In his book – The Most Important Thing, Howard Marks discusses the importance of patience and opportunism in investing. Instead of chasing investments, he advises waiting for bargains to come to you, as motivated sellers often offer better deals.
At Oaktree, their strategy is reactive—they avoid initiating transactions and prefer to act when opportunities arise. Marks highlights that market conditions are not always extreme, and sometimes assets are fairly priced, leaving few obvious bargains.

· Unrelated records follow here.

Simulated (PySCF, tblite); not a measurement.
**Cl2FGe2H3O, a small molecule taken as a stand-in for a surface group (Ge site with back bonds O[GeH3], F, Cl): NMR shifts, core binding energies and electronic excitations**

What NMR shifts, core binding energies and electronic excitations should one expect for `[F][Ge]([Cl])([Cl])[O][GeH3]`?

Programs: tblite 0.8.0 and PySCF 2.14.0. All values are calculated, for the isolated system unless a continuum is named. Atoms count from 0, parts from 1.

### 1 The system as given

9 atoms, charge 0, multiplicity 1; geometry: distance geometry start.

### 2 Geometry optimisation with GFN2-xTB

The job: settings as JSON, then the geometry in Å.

Successful investing requires recognizing the market’s state and adapting accordingly. Acting without regard to market conditions or believing one can change them is unwise. Using a sip maturity calculator helps in planning investments based on market trends. The key is to invest appropriately based on the circumstances presented.
Here’s an excerpt from the book:
So here’s a tip: You’ll do better if you wait for investments to come to you rather than go chasing after them. You tend to get better buys if you select from the list of things sellers are motivated to sell rather than start with a fixed notion as to what you want to own.
An opportunist buys things because they’re offered at bargain prices. There’s nothing special about buying when prices aren’t low.
At Oaktree, one of our mottos is “we don’t look for our investments; they find us.” We try to sit on our hands. We don’t go out with a “buy list”; rather, we wait for the phone to ring.
If we call the owner and say, “You own X and we want to buy it,” the price will go up. But if the owner calls us and says, “We’re stuck with X and we’re looking for an exit,” the price will go down. Thus, rather than initiating transactions, we prefer to react opportunistically.
At any particular point in time, the investment environment is a given, and we have no alternative other than to accept it and invest within it.
There isn’t always a pendulum or cycle extreme to bet against. Sometimes greed and fear, optimism and pessimism, and credulousness and skepticism are balanced, and thus clear mistakes aren’t being made.
Rather than obviously overpriced or underpriced, most things may seem roughly fairly priced. In that case, there may not be great bargains to buy or compelling sales to make.
It’s essential for investment success that we recognize the condition of the market and decide on our actions accordingly. The other possibilities are (a) acting without recognizing the market’s status, (b) acting with indifference to its status, and (c) believing we can somehow change its status.
These are most unwise. It makes perfect sense that we must invest appropriately for the circumstances with which we’re presented. In fact, nothing else makes sense at all.